One of the more predictably disappointing speakers was EU Ambassador to Israel, Lars Faaborg-Andersen, who was recently defamed in a video by Israeli settlers comparing him to Hannibal Lector. After refusing pro-Palestinian activists request to withdraw from appearing on stage with Dani Dayan, former head of the settler movement and just appointed Israeli consul-general in New York, his comments were timid. After stating that EU policy towards the settlements was that they were illegal, he continued: “Our policy is engagement with Israel. We are Israel’s largest trade partner, and we are Israel’s most important international partner in science, technology, and the list goes on.”

He was asked if an Israeli company had offices or factories in both Israel and the occupied territories was reason to label its product from the settlements (as is now happening in the EU with products from the West Bank). He said no. “Settlement products are welcome on the EU market”, he stated, undermining any effort to hold Israeli companies to account.


Moshe Dahlon, Kulanu, finance minister, says BDS has no effect. Compare and contrast with other Israeli politicians. Photo May 18, 2015 by Hadas Parush/Flash90

A flurry of Israeli politicians appeared, mouthed anti-BDS platitudes and left the building. Labour Opposition leader Yitzhak Herzog, who recently proposed a policy of forcibly separating from the Palestinians, praised the IDF as “working to the highest goals” and compared BDS to classic antisemitism. Yair Lapid hoped to “motivate the start-up nation”.

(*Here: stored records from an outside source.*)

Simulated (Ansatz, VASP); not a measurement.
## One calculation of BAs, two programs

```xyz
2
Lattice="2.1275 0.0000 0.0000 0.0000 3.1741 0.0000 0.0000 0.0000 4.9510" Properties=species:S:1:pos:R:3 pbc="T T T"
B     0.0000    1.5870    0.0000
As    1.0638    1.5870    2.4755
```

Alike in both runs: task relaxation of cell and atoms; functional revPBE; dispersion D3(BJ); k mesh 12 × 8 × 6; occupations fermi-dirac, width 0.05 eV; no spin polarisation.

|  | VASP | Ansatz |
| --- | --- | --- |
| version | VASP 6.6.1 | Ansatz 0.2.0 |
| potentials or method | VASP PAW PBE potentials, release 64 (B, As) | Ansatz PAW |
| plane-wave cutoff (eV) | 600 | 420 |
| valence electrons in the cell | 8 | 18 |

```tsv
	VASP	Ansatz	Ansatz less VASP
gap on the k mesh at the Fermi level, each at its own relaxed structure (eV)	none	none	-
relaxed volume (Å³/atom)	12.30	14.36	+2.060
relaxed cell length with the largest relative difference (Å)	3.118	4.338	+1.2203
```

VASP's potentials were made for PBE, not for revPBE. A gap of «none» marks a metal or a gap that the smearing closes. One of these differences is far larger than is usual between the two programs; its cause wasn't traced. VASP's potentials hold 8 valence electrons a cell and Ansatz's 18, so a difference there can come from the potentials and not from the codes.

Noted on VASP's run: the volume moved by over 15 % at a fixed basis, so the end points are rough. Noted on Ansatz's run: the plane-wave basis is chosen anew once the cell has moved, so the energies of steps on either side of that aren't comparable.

Minister of Finance Moshe Kahlon said there was “no evidence that the Israeli economy was affected” by BDS though pledged to help any Israeli company that was. Israeli farmer Bar Heffetz recently wrote on Facebook that BDS was having an effect on sales to Europe. Kahlon said that Palestinians were the ones suffering the most from BDS “as the boycott harms the exports from the settlements, where most of the workers are Palestinians.” Former Foreign Minister Tzipi Livni said it was fashionable to “be vegan and hate on Israel” and wanted Israel to “change its policies [and] support the IDF as a moral and strong army.” Education Minister Naftali Bennett wanted Israel to “change the narrative and highlight our strong points. Trade with Europe is up and Israel is a steady light tower in an Arab storm.”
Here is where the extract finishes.